Opinions & Editorials

Living for yourself, not your followers

Hannah Hover is a first-year nursing major. She is an intern for the Newswire from Cleveland.

Ever since I was 11 years old, I begged my parents for an iPhone. I already had a flip phone, but its only function was to call, and I could only do that for a certain number of minutes. There were no games I could compete against my friends on, no Google I could use to fact check random questions, no home button or rectangular apps and no text messaging. 

After many months of asking and being denied an iPhone, during winter break of sixth grade year, my parents finally caved. I opened up the small, rectangular box to reveal my brand-new iPhone 4 and I was ecstatic. I got the numbers of everyone I knew, took many photos that I now refuse to look back on out of fear of embarrassment and downloaded tons of different apps, one of which was Instagram.  

Instagram was my first experience with social media. The minute after I downloaded it, I added a God-awful one-liner to my bio, changed my profile picture and uploaded a picture. I think everyone that had Instagram at one point in time uploaded their first picture within minutes of downloading the app. Why did I post a grainy selfie of myself holding up a peace sign while lounging in my room? I’m not sure what possessed me to do that, but I felt the need to immediately put myself out there, screaming to the world, “Hey, I’m here! Look at me!” 

As thankful as I was for my new iPhone and Instagram followers, looking back at it, I regret downloading the app. I wish the social media fad would have never become the huge trend that is today. Social media is dangerous and ruining our generation. 

I like connecting with friends and making new ones on the plethora of apps that let me share my thoughts, photos and emotions in an instant. But the cost of constantly comparing myself and only living for the perfect post isn’t worth it. There are better ways to talk to people and make meaningful connections other than just sending a photo of your forehead and ceiling.

 Social media jeopardizes your mental health. Simply sharing your thoughts or photos online can leave you vulnerable to trolls who leave rude comments, rearing their heads for no reason other than to hide their insecurities. Other issues such as self-esteem and self-doubt can stem from seeing peers and celebrities living their seemingly best lives in carefully curated videos and photos. 

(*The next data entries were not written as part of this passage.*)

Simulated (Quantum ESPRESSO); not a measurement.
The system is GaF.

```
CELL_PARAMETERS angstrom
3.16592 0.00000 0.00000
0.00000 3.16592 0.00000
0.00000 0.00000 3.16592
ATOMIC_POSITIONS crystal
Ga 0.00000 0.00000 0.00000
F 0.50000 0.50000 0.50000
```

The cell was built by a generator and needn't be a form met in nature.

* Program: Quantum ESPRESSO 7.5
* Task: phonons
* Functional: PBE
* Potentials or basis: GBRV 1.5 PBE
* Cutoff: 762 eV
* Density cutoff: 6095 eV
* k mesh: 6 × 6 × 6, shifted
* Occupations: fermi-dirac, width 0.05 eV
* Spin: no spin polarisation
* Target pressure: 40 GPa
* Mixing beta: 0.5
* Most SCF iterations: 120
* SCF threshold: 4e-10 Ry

Another (and perhaps the most apparent) reason social media is detrimental for this generation is that it emphasizes a lack of human connections. While it is much easier to comment on someone’s picture or send them a photo of you in the mirror adding a quick greeting, that has lasting effects on how you interact with others in a social setting. 

Are all of your friends at a party you weren’t invited? Now you get a front-row seat to what looks like to be at the most exciting party of the semester. Being left out of a party, event or really anything can contribute to anxiety and feelings of loneliness. 

Twitter has brought me countless tweets that I have laughed at until I cried, and Instagram has fueled my confidence after reaching a certain number of likes and followers. Even Snapchat has given me cute filters to manipulate my acne-prone or sleepy-looking face. But the cost — physically, mentally and financially — outweighs the benefits for not only me, but an entire generation of young people. Living without social media brings you improved clarity, more self-confidence, better physical health and fewer feelings of loneliness and anxiety. But perhaps the most important thing it’s taught me (and can teach you) is that living in the moment is for me, not my followers.